I think of this as being similar to primary key constraints - my rule is primary keys should not have a business meaning. I have walked into many situation where they would have implemented so - and usually will fail to convincing them otherwise.
OMG I so agree with this. I worked at a company where we wasted so much time, and moved so much more slowly, just because some previous technical person hadn't completely thought through the implications of ever including primary keys on the GL feed. The whole time I was there I begged the accounting drones to forget about this concept, repeatedly enlisting the marketing department who claimed to believe that velocity was a good thing, but I too failed. Eventually I realized that if we didn't give them primary keys they would have to lay off multiple people whose only function was to look at primary keys. Instead I should have invested more effort in programmatically generating the database entries that drove this whole boondoggle.
Not the first, and also not the last, place I worked where the CFO could have been the least honest person in the building.
(And then simple auto-incrementing numbers turn out to be not so simple indeed the first time you need to shard or otherwise decentralize your database for whatever reason.)

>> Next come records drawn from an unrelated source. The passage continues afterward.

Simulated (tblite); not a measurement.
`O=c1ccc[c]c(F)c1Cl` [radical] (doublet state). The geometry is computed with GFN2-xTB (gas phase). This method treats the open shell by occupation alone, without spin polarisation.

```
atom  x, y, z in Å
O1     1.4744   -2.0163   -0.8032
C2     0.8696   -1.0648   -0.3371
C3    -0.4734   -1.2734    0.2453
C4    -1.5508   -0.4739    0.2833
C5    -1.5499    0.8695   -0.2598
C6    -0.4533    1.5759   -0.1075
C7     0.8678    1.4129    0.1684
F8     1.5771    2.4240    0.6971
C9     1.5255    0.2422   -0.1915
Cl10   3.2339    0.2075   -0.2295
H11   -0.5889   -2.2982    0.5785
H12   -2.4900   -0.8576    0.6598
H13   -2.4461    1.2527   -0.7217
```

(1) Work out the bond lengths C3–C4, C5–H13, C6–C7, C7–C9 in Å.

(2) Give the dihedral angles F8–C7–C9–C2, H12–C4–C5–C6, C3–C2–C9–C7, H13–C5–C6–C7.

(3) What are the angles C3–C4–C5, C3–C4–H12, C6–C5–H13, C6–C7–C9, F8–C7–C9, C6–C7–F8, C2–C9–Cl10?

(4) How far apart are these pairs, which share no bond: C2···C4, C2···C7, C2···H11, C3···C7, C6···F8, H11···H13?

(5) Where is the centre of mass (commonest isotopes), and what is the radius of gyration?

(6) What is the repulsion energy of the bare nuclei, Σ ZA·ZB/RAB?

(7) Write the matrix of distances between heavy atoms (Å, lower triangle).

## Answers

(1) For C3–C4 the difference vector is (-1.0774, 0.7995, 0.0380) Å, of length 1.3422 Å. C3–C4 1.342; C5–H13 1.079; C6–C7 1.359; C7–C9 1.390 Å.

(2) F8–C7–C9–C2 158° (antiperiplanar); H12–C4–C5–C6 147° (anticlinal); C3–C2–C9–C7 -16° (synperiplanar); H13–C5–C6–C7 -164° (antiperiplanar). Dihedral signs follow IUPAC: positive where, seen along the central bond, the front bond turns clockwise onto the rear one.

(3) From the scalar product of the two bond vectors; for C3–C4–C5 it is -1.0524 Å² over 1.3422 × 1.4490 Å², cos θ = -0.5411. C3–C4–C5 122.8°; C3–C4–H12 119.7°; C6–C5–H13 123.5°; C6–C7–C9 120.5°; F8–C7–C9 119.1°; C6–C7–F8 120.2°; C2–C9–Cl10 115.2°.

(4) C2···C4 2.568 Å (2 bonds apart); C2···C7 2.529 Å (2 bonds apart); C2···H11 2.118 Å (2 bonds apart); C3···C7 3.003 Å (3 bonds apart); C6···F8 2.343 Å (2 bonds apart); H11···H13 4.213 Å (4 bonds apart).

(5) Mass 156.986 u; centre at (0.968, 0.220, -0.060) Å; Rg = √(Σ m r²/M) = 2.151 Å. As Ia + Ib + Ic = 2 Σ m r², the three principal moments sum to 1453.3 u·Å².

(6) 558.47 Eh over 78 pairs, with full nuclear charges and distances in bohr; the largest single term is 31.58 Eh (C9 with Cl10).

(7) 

I don't think there's an easy answer here. We can't return to the ideal of natural keys, because reality has shown that's a pipe-dream. We can focus on using more artificial primary keys that don't look like simple auto-incrementing numbers like GUIDs and Snowflakes and ULIDs and string slugs and more, but those aren't without overhead or tradeoffs both at the database level in the raw and in the user experience and these business processes that we don't want to use our raw database IDs but we can't just give a more natural equivalent either. ("How can I refer to Issue 6D038E7E-A0D8-45EB-AAC6-1E3FEC9DA5B8 on the phone or in a meeting?" "How can I excel spreadsheet my way through the system's data without being lost?" Etc and so forth. On the one hand it feels like a failure in the system if so many processes still need to work outside of and around the system, but on the other hand humans and businesses are social creatures and these side processes arise naturally like breathing to that combination of humans inside a business.)
This fact is rarely mentioned in business talks so people have a whole variety of ideas what they mean, as you can see itt.
I think most people agree with you. They prefer to memorize some rules, or just look them up. Personally, I find having a simple principle helps me reason about new situations (new transaction types).